Volume Ten of Text-Sound Compositions (FYLKINGEN RECORDS FYLP 1041) is dated 1973. The A side is strongly recommended to those who are intrigued by “cybernetic music” and both the pieces on this side offer us a period view of what artists imagined that computers meant to us in the early 1970s…they are speculative fiction in sound form, musing on contemporary society and what the place of mankind might be in a world dominated by technology.
First, there’s ‘Announcement’ by the Hungarian composer Tamas Ungvary, who more or less settled in Sweden in 1969, gradually being seduced away from his career in conventional classical music (he was a conductor and contrabass player) towards the possibilities afforded by electronic music. His work here is early computer music, synthesising speech recordings through a program at EMS. He was directly inspired by a news cutting, a printed announcement seeking “ideas” (a reproduction of it appears at the end of this post). He was incensed that the culture had brought us to this low point, that we needed to “advertise” in order to fulfil a basic human capacity for thought. This made him speculate strangely about how, when computers had taken over the world, the machines would start to look to human beings as a source of new ideas. This theme of computer-intelligence is familiar to all readers of science fiction, but Ungvary has a twist on the tale, and is trying to say something larger about the entire culture and its insatiable need for ideas to keep progressing. A bleak prospect. The technology he used may be early and seem clunky now, but computer-generated speech has rarely sounded so disconcerting.
Dutch artist Herman Damen surfaces again (he was also on Volume 8), with ‘Psychocybernetic Performance’, another piece which is also “cybernetic” in flavour. The piece is an odd mix of aimless electronic poops and whines interrupted by distorted speaking voices, and if you feel like you’re only hearing one part of a conversation it’s probably because this is the soundtrack component of an elaborate performance piece. The notes for its performance are reproduced here, and one of the requirements is “some nudes are texted and impregnated with a cosmetic liquid”, a grotesquerie illustrated here by the black woman with the word “FEEDBACK” written on her torso. Overall this feels very dated in its theme, a sarcastic and rather laboured attack on fairly obvious targets, but the treatment is still strong and it has a nice radio play vibe.

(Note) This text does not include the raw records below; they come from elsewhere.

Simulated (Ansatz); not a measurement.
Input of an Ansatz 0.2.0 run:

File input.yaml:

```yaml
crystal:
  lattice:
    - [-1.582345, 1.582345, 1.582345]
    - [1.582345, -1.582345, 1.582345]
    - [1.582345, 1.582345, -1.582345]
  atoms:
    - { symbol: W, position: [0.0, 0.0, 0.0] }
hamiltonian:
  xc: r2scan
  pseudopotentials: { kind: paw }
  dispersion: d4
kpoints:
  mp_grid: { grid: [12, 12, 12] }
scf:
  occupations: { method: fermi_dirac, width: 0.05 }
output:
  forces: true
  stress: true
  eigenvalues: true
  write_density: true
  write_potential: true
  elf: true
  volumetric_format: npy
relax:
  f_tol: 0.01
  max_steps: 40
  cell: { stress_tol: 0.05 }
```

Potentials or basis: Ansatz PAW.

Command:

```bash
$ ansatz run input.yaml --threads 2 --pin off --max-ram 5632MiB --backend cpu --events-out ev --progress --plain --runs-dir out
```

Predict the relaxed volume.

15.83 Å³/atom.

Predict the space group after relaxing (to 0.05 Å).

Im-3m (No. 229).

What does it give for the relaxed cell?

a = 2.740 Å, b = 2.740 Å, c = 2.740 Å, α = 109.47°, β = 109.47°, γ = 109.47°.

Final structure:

Lars-Gunnar Bodin is without doubt one of the big Kahunas in Swedish 20th century art music. I see from the notes here that he’s credited, along with Bengt Emil Johnson, with inventing the term “Text-Sound Composition” in the first place, which isn’t to say they were trying to create a restrictive elite, but rather define a very precise description for a practice they considered to be unique. Among Bodin’s accomplishments in his homeland, he was chairman of Fylkingen and studio director of EMS; internationally, a student of Stockhausen, Ligeti, and disciple and fellow-traveller with Cage and David Tudor. No surprise that his ‘Semicolon; Seance IV’ is showcased by being given the entirety of side B, allowing its 18 minute length to unfurl like a grand flag. This full version makes up for its previously truncated release on CD in 1994.
‘Semicolon; Seance IV’ is an electro-acoustic composition really, although voices and spoken word play a major part. Percussion and piano are to the fore, plus some clattering racket I can only allude to as “unseen banging about in a room”, but rendered in a very deliberate and composed way. The voice parts are delivered by the Svisch group, an ad-hoc ensemble featuring many notable Swedes, yapping out their avant-blather in stern manner. For instance the great Åke Hodell, whose 3-CD Verbal Brainwash is an unforgettable diatribe of harshly political text-sound attacks, is part of this team.
I wish I could get under the carapace of this difficult piece, and I suspect that even if I understood the Swedish language I would still be baffled by the utterances and sayings of the Svisch group. The text portions were apparently inspired by parapsychology, an abstruse enough field in the first place which leaves me stranded from the get-go, and the fundamental themes have probably been further mutated by passing through the complex brain filters of the great Bodin and his large cranium. An awareness of Öyvind Fahlström’s “happenings” of the early 1960s also fed into the piece, which may account for the tremendous sense of “moment” going on here. A mysterious, yet compelling series of episodes for us to process.
We’re also witnessing the rise of the EMS Studio in Stockholm as an important cultural force. ‘Semicolon’ was executed in the early 1960s at a time before EMS was as sophisticated as it now is; Bodin is at some pains to express what an achievement it was to realise the piece at all, and is effusive in his praise of Christer Grewin’s technical assistance. No wonder.